Why this Blog Exists

To make the case for expanding the Park Slope Historic District

Thursday, May 14, 2009

Louis Bonert: 6th Avenue & 2nd Street, 1896

In 1896, Park Slope builder Louis Bonert is issued a building permit for a row of four four-story, four-family buildings on the southeast corner of 6th Avenue and 2nd Street:

Brooklyn Daily Eagle, May 1, 1896, p. 13 ("Real Estate Market")

After building, as we have seen, a great many brick-faced apartment houses in previous years, Bonert here develops a handsome group of limestone-faced, bow-front apartment houses, in a new building style pioneered the previous year at the northwest corner of 6th Avenue and 3rd Street. But whereas previously he tested the market with only a single new building in this style, he here employs the new style to create an entire block of apartments:

6th Avenue & 2nd Street, southeast corner - unprotected

Note how his older style persists on the side elevation: as we have seen so many times previously, it is characterized by "fancy brick" with brownstone trim, arched windows at the top floor, and terra cotta spandrel panels beneath the windows.

The front facade, fully clad in stone with almost no ornament, is more austere, and more formal at the same time. Bonert here introduces the unusual window hoods that will become almost a kind of "signature" in his later buildings:

307-309 6th Avenue - detail

The row continues in the next two buildings:

611-613 6th Avenue - unprotected

The original permit was for the four buildings shown above. However, continuing down the block, it is clear that the entire block all the way to 3rd Street was developed by Bonert in the same style. The building facades are nearly identical with those above, with slight differences in the detailing of the windows and doorways:

615-617 6th Avenue - unprotected

319 6th Avenue - unprotected

With this new style of apartment house, Bonert dispenses with the inset Romanesque clustered columns employed beside the doorway in his earlier apartments, striking instead a more purely classical note:

317 6th Avenue - detail

The Brooklyn Eagle records that Bonert sold one of these apartment houses in 1899:

Brooklyn Daily Eagle, February 27, 1899, p. 14 ("Real Estate Market")

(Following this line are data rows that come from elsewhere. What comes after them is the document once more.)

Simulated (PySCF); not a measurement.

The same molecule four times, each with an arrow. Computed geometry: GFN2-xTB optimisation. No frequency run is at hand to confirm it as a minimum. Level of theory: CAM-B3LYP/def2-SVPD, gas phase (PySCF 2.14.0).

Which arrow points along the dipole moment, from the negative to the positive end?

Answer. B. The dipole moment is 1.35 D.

This more formal, stone-faced "flat house" will become Bonert's new standard housing style in the next few years in Park Slope.


J$ said...

the last building pictured (corner of 3rd st) always intrigues me due to the false windows facade covering the gap between it and the next building. i think it's a pretty unique feature in this area.

HDEC said...

Indeed, thanks for pointing out that feature. I had thought of mentioning it, but frankly I'm not sure why that gap is there. Probably has something to do with building codes, and the minimum amount of light and air required for the rooms in the corner building.

I do think the feature reflects the care that Bonert lavished on his buildings... he didn't just leave a gap. He dressed it up a little with the false facade, bridging the gap between the two buildings.